In general, disassembling a plugin involves the following steps:

1. Decompile the relevant grasshopper assembly .gha file(s), which are effectively .NET DLLs.
2. In the class definition of the desired component, reimplement the SolveInstance(IGH_DataAccess) method of the class in Grasshopper's native C# script component.

What follows is a general walkthrough of the above steps using Visual Studio 2022 and Pufferfish's BoundingRectangle component.

1. Decompilation

1. Obtain a copy of the plugin .gha file (most plugins are available on Food4Rhino). This example will use the Pufferfish3-0.gha.
2. Rename the .gha extension to .dll.
3. Open Developer Powershell for VS 2022 and navigate to the directory where the .dll file is located.
4. Enter ildasm.exe <filename>.dll.
   ildasm.exe Pufferfish3-0.dll
   If successful, the IL DASM UI should appear with a tree of the plugin's definitions.
5. Identify the reference path of the desired component. In the case of Pufferfish's BoundingRectangle, its reference is Pufferfish.Components.Components_Curve._5_Curve.BoundingRectangle.
6. Open Visual Studio 2022 and create a new C# project (whether it is a Console App or otherwie does not matter).
7. Add a project reference using the Solution Explorer. Add the .dll file as a reference.
8. In the project editor window, add an assembly reference using using.
   using Pufferfish;
9. Enter code that references the desired class.
   Pufferfish.Components.Components_Curve._5_Curve.BoundingRectangle ...
10. Open the context menu for the class (BoundingRectangle) and select Go To Implementation. If successful, Visual Studio 2022 will open another editor window with a decompiled definition of of the class.

2. Reimplementation

1. Find the SolveInstance(IGH_DataAccess) method defined within the class (with a void return type). This is the method that is called when Grasshopper executes a component.

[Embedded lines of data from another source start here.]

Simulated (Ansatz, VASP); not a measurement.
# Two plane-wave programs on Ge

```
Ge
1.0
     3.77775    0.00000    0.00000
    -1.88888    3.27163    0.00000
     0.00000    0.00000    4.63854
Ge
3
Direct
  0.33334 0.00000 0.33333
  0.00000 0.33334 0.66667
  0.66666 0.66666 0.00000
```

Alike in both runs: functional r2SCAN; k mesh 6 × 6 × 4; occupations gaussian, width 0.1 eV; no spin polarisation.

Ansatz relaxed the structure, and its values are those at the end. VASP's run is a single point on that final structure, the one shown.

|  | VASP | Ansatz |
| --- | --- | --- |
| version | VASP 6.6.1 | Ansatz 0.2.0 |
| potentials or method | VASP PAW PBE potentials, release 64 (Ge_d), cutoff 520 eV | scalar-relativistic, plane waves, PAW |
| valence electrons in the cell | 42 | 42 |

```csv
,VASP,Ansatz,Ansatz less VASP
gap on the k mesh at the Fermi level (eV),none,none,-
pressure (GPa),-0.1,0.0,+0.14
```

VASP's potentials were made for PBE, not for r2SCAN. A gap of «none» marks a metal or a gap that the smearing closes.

   The IGH_DataAccess interface provides access to three main methods for getting component input data:
   IGH_DataAccess::GetData<T>(Int32, T)
IGH_DataAccess::GetDataList<T>(Int32, List<T>)
IGH_DataAccess::GetDataTree<T>(Int32, GH_Structure<T>)
   Note that methods for parameter access by name (replacing Int32 with String) exist too, but are rarely used.

   The IGH_DataAccess interface provides access to four main methods for setting component output data:
   IGH_DataAccess::SetData(Int32, Object)
IGH_DataAccess::SetDataList<T>(Int32, IEnumerable)
IGH_DataAccess::SetDataTree<T>(Int32, IGH_DataTree)
IGH_DataAccess::SetDataTree<T>(Int32, IGH_Structure)
   Note that methods for parameter access by name (replacing Int32 with String) exist too, but are rarely used.

2. Find all GetDataX<T>(Int32, Y<T>) calls in the method.

   • X corresponds to the type of access each input parameter has:
     X is nothing: Item Access
     X is List: List Access
     X is Tree: Tree Access
   • Int32 corresponds to the index of the input parameter. In BoundingRectangle:
     0: G
     1: Pl
     2: A
     3: S
     4: U

3. Find all SetDataX(Int32, R) calls in the method.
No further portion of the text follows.